Saturday, November 10, 2012

Self-Awareness Saturday--DC Execs Again Master The PR Game

In an interview on Newsarama, DC Vice-President Of Marketing John Cunningham had this to say when asked whether it having so many Batman titles might dilute sales:

Well, I don't think it's quite rational to assume that the sales level of a current book would maintain if you created a second title in a different series of book. It would be great in the abstract if you could say, "Well, we can maintain a book here at this level while launching another one." But I don't think that's realistic in any way.

 Oh, wait, sorry, my mistake...that was an answer to why they didn't keep the Hellblazer title going while launching the nu52 Constantine title.

Because 14 Bat titles a month? No problem. But the idea of 2 Constantine books? "Irrational" and "not realistic."

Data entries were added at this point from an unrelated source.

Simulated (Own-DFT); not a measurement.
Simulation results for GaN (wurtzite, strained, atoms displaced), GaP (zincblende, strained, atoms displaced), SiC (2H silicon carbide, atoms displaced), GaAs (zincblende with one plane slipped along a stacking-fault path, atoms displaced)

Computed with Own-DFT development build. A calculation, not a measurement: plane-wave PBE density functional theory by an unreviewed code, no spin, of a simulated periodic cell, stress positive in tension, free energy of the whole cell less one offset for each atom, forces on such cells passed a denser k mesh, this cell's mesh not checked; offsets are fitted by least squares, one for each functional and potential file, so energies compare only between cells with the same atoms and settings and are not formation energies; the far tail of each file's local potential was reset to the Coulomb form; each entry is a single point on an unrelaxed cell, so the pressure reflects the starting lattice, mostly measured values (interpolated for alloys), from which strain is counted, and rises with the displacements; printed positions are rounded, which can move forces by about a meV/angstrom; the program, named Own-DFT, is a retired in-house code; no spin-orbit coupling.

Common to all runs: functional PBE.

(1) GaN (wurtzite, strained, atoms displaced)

I should point out that Cunningham and DC Senior VP Of Sales Bob Wayne do a masterful job of dismissing every question asked by Newsarama's Vaneta Rogers as the product of a deranged mind who knows nothing about comic books. Amongst their responses (For what it's worth, none of the questions was anything other than what many of us have been asking based on recent DC actions):

Cunningham: No, I think that sort of analysis is extremely surface and doesn't deal with the facts at all.
Nrama: What facts? What facts am I missing?
Cunningham: I don't know. I didn't hear enough of your thesis to know how that works.


Cunningham: That's a bizarrely speculative question. I don't really understand it.


Cunningham: I don't know. What a heck of a question. I guess I'm going to respond to that by saying that framework is weird.


 Wayne: I find this whole question kind of odd. 


Cunningham: You use that phrase "seems to indicate," and that seems to me to be the problem here...So some of these questions sort of veer into this weird speculation that I don't understand where the basis in reality even comes from.

Yes, that's all from the same interview. No, those are not all of the examples.

Obviously, DC sends these two out on PR runs because they've mastered the sophisticated task of "pretend not to understand every question and then turn them back on the interviewer and imply that she's stupid for having asked it." Well played, sirs, well played.


Siskoid said...

So nobody at DC read my thesis on their communications clusterfarce.

Or they did, but they thought it was weird, irrational and out of left field.

Ostrich, meet hole in the ground.

ShadowWing Tronix said...

Sounds like they have a career in politics if the comic thing doesn't work out.

SallyP said...

Is it just me, or do they really seem like a pair of dicks?

Siskoid said...

Two dicks, but no balls.

Siskoid said...

Thanks for coming. I'll be here all week.

snell said...

The thing is, these are questions they should have been prepped for. There's nothing outrageous or off the wall there. After killing Vertigo's longest running title, how can you NOT be ready for questions on the future of the imprint and its characters?

Siskoid said...

Exactly! There's absolutely no one trained in P.R. sitting in on these meetings.

Anonymous said...

Could students in school answer questions that way? "Billy, why did President Lincoln wait until after the battle of Antietam before he signed the Emancipation Proclamation?" "That's a bizarrely speculative question. I'm going to respond by saying the framework is weird."